Question

Is the angular speed of the hour hand of a clock greater than, less than, or equal to the angular speed of the minute hand?

Short answer

The angular speed of the minute hand is greater than that of the hour hand.

Step-by-step solution

Understand Angular Speed

Angular speed refers to the rate at which an object rotates or revolves relative to another point, in this case, the center of the clock. Angular speed is generally measured in radians per unit of time.

Calculate the Angular Speed of the Hour Hand

The hour hand completes a full rotation (360 degrees or \(2\pi\) radians) in 12 hours. Therefore, the angular speed of the hour hand can be calculated using the formula: \( \text{angular speed} = \frac{\text{total radians}}{\text{time}} \). Substituting the values, we get \( \frac{2\pi}{12} \) radians per hour.

Calculate the Angular Speed of the Minute Hand

The minute hand completes a full rotation (360 degrees or \(2\pi\) radians) in 1 hour. Using the formula \( \text{angular speed} = \frac{\text{total radians}}{\text{time}} \), we get \( \frac{2\pi}{1} \) radians per hour for the minute hand.

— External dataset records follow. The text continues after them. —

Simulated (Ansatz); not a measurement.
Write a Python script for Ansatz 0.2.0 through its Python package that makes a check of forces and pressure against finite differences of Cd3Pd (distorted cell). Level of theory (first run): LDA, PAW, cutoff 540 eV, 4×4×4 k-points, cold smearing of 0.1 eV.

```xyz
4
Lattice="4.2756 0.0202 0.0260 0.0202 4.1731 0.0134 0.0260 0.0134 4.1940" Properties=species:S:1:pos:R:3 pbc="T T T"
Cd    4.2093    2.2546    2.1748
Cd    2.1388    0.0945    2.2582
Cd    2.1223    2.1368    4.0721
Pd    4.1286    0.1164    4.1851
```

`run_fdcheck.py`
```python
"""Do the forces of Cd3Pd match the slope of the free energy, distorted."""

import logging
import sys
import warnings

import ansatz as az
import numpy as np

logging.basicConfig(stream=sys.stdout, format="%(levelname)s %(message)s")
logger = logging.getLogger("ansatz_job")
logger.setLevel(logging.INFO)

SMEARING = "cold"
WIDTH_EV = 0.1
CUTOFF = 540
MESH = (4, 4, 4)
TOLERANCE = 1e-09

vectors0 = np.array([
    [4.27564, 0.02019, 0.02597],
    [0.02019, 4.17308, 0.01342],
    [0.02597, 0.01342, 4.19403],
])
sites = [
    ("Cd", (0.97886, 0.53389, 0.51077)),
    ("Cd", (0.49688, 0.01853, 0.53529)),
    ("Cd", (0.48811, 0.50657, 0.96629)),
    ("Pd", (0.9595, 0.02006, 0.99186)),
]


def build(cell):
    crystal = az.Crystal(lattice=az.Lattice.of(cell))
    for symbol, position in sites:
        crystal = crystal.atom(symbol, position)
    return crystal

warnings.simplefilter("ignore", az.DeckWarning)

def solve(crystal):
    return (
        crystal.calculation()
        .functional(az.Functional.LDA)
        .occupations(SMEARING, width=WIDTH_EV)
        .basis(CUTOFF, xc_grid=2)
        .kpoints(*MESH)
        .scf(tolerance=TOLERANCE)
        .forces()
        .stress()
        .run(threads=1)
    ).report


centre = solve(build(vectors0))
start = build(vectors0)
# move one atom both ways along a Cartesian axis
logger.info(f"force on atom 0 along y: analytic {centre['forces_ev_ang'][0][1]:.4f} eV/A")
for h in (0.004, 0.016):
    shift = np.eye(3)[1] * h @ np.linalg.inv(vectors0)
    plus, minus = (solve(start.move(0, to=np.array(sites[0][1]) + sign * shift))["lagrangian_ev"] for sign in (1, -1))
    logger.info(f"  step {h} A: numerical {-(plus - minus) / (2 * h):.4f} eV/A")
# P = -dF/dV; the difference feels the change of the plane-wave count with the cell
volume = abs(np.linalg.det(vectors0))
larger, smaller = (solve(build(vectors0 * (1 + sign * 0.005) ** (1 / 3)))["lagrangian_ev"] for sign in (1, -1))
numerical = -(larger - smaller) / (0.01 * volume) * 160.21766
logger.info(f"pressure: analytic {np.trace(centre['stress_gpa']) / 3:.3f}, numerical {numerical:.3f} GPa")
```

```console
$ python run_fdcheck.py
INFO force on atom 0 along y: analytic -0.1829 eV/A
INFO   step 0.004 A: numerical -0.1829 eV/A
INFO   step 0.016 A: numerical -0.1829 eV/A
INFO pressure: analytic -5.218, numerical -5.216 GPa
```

Compare the Angular Speeds

By comparing the two angular speeds, the hour hand's speed is \( \frac{2\pi}{12} = \frac{\pi}{6} \) radians per hour, while the minute hand's speed is \(2\pi\) radians per hour. Clearly, \(2\pi\) is greater than \(\frac{\pi}{6}\), indicating that the angular speed of the minute hand is greater.

Key concepts

Radians

Radians are a unit of angular measure used in many areas of mathematics, particularly in trigonometry and calculus. One radian is the angle created when the radius of a circle is wrapped along its circumference. This relationship provides a direct link between the linear and rotational motion of objects.
In mathematical terms, a full circle has an angle of 360 degrees, which is equivalent to \(2\pi\) radians. This equivalence is crucial when calculating angular speed, as radians provide a simpler and more natural way to handle these measurements than degrees.
When calculating angular speed, particularly in exercises related to circular motion, using radians simplifies the calculations and provides more accurate results. For instance, when determining the angular speed of clock hands, converting the rotations into radians allows us to easily compare speeds using fundamental formulas like \( \text{angular speed} = \frac{\text{total radians}}{\text{time}} \).

Clock Mechanics

Clocks are a great example of understanding angular speed and motion in a practical context. A typical analog clock includes three hands: hour, minute, and sometimes second. Each hand travels in a circular path around the clock face.
The mechanics of a clock dictate that the hands complete their respective cycles at different rates. The hour hand takes 12 hours to complete one full revolution (360 degrees or \(2\pi\) radians), while the minute hand completes this rotation every hour. This difference is due to the job each hand is meant to perform—indicating hours, minutes, and sometimes seconds.
Through understanding these mechanics, we can calculate and compare the angular speeds of the different hands. Since the minute hand completes its cycle much faster than the hour hand, its angular speed is higher, demonstrating the application of angular motion principles in everyday devices.

Angular Motion

Angular motion involves the rotation of an object around a central point or axis. It is a fundamental concept in physics and engineering that helps explain how objects behave when they rotate or revolve.
There are several key terms related to angular motion:

• Angular Position: The angle at which an object is oriented relative to a reference direction at a given point in time.
• Angular Speed: The rate of change of the angle with respect to time, usually measured in radians per unit time.
• Angular Acceleration: The rate of change of angular speed over time.

Understanding these concepts is essential in calculating angular speed, like when determining which hand of a clock moves faster based on its angular velocity. When comparing angular speeds, as in the clock hand example, observe that the minute hand, with its quick completion of a full rotation in one hour, has a significantly higher angular speed than the slow-moving hour hand.